The message bus is implemented in a set of technologies that ensure that the producers and consumers of these messages are not talking directly to each other.  The message bus mediates the communication in much the same way as the bus within a personal computer mediates communication between the various subcomponents.

The net result of these changes is that functionality can be implemented once, put on the message bus, and subsequently used by other applications.  For instance, logic that was once replicated in every application (such as production of outbound correspondence, collection on receivables, workflow routing, management of security and entitlements), as well as functionality that has not existed because of a lack of a place to put it (such as enterprise wide cross-referencing of customers and vendors), can now be implemented only once.  [Note to self: I think that sentence is not correct anymore.]  However, in order to achieve the benefits from this type of arrangement, we are going to have to make some very fundamental changes to the way responsibilities are coordinated in the building and maintaining of systems.

Web Services and SOA

Many people have confused SOA with Web services.  This is understandable as both deal with communications between applications and services over a network using XML messages.  The difference is that Web services is a technology choice; it is a protocol for the API (application programming interface).  A service oriented architecture is not a technology but an overall way of dividing up the responsibilities between applications and having them communicate.  So, while it is possible to implement an SOA using Web services technology, this is not the only option.  Many people have used message oriented middleware, enterprise application integration technologies, and message brokers to achieve the same end.  More importantly, merely implementing Web services in a default mode will not result in a service oriented architecture.  It will result in a number of point-to-point connections between applications merely using the newest technology.

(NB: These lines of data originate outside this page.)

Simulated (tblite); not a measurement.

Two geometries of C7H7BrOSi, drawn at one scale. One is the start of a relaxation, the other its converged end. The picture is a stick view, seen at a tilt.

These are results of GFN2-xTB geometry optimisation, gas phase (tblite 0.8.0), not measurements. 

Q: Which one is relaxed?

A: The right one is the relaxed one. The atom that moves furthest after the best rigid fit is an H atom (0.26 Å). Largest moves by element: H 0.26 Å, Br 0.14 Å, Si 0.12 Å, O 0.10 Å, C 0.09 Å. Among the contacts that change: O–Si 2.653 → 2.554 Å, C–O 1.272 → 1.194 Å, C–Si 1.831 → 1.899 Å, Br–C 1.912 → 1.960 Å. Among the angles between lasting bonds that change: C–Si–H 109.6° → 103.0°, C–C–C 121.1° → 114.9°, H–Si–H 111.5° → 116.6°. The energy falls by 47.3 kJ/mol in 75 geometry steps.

Now let’s look at the organizational dynamics that are involved in building and maintaining applications within an enterprise.

The Current Balance of Power

In most IS organizations, what has evolved over the last decade or so is a balance of power between the line organizations and the staff organizations that looks something like the following.

In the beginning, the line organizations had all the budget, all the power, and all the control.  They pretty much still do.  The reason they have the budget and the power is that it’s the line organization that has been employed to solve specific business problems.  Each business problem brings with it a return on investment analysis which specifies what functionality is needed to solve a particular business problem.  Typically, each business owner or sponsor has not been very interested or motivated in spending any more money than needed to in order to solve anyone else’s problem.

However, somewhere along the line some of the central IS staff noticed that solving similar problems over and over again, arbitrarily differently, was dis-economic to the enterprise as a whole.  Through a long series of cajoling and negotiating, they have managed to wrest some control of some of the infrastructure components of the applications from the line personnel.  Typically, the conversations went something like, “I can’t believe this project went out and bought their own database management system, paid a whole bunch of money when we already have one which would’ve worked just fine!”  And through the process, the staff groups eventually wrested at least some degree of control over such things as choice of operating systems, database management systems, middleware and, in some cases, programming languages.  They also very often had a great deal of influence or at least coordination on data models, data naming standards, and the like.  So what has evolved is a sort of happy peace where the central groups can dictate the technical environment and some of the data considerations, while the application groups are free to do pretty much as they will with the scope of their application, functionality, and interfaces to other applications.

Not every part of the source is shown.